Published on Dec 12, 2015

Abstract

Over the course of human history the emergence of certain new technologies have globally transformed life as we know it. Disruptive technologies like fire, the printing press, oil, and television have dramatically changed both the planet we live on and mankind itself, most often in extraordinary and unpredictable ways.

In pre-history these disruptions took place over hundreds of years. With the time compression induced by our rapidly advancing technology, they can now take place in less than a generation.

We are currently at the edge of one such event. In ten years robotic systems will fly our planes, grow our food, explore space, discover life saving drugs, fight our wars, sweep our homes and deliver our babies. In the process, this robotics driven disruptive event will create a new 200 billion dollar global industry and change life as you now know it, forever. Just as my children cannot imagine a world without electricity, your children will never know a world without robots. Come take a bold look at the future and the opportunities for Mechanical Engineers that wait there.

The Three Laws of Robotics are:

1. A robot may not injure a human being, or, through inaction, allow a human being to come to harm.

2. A robot must obey the orders given it by human beings except where such orders would conflict with the First Law.

3. A robot must protect its own existence as long as such protection does not conflict with the First or Second Law

CLASSIFICATIONS OF ROBOTS

Robots are classified depending upon the circuitry of the Robots and the ranges of application. The classifications of Robots are into three types:

a. Simple level Robots

b. Middle level Robots

c. Complex level Robots

Simple Level Robots:

They are automatic machines that extend human potential. They cannot be programmed and does not contain a complex circuitry. E.g.: The best example of a simple level Robot is a semi automatic washing machine.

Middle Level Robots:

They are those Robots which can be programmed but cannot be reprogrammed. They are multi purpose devices. They have sensor based circuitry and can do work which humans do.
E.g.: The best example of a middle level Robot is the fully automatic washing machine.

Complex Level Robots:

They are those Robots which can be programmed and also reprogrammed. They are reprogrammable, multifunctional, manipulators. They contain a model based circuitry and are very complex.

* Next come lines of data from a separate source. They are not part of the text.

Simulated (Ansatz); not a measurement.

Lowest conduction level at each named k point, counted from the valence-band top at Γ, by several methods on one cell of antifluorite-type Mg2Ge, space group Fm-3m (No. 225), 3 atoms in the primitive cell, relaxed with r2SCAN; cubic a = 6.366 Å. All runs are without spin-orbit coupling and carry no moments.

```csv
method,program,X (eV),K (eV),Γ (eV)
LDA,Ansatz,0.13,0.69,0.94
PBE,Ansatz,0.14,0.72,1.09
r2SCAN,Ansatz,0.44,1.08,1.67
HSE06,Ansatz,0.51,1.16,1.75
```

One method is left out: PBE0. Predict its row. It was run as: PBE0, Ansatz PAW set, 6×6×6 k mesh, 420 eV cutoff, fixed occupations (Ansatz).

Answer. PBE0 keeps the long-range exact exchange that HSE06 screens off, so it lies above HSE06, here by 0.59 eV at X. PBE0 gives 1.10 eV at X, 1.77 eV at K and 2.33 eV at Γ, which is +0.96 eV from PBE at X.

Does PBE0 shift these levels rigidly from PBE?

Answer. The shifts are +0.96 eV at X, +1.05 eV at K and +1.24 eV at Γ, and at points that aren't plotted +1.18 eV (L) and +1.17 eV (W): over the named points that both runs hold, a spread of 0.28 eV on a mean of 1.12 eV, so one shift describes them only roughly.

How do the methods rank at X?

E.g.: The best example of a complex level Robot is the personal computer.

ANATOMY OF A ROBOT

The basic components of a robot system are:

1. The mechanical linkage

2. Actuators and transmissions

3. Sensors

4. Controllers

5. User interface

6. Power conversion unit

The Mechanical Linkage

The manipulator consists of a set of rigid links connected by joints. The joints are typically rotary or sliding. The last link or the most distal link is called the end effectors because it is this link to which a gripper or a tool is attached. Sometimes one distinguishes between this last link and the end effectors that are mounted to this link at the tool mounting plate or the tool flange.

Robotics

 

 

 

 

 

 

 

Fig Manipulator linkage

The manipulator can generally be divided into a regional structure and an orientation structure. The regional structure generally consists of the joints (and the links between them) whose main function is the positioning of the manipulator end effectors. These are generally the proximal joints. The remaining distal joints are mainly responsible for orienting the end effectors.

The different ways a manipulator linkage can move is called its degrees of freedom.

Actuators and Transmissions:

An Actuator is a device that makes freedom possible. The basic form of actuator is an electric motor. The various electric motors used are:

1. Stepper Motors: They are used to control the arms of robots.

2. Servo Motors: They are used to control the wheels of Robots. They use PWM technique for speed control.

The actuators are typically linear or rotary actuators. Also they may be electric, pneumatic or hydraulic. Typically, electric actuators or motors are better suited to high speed, low load applications while hydraulic actuators do better at low speed and high load applications. Pneumatic actuators are like hydraulic actuators except that they are generally not used for high payload.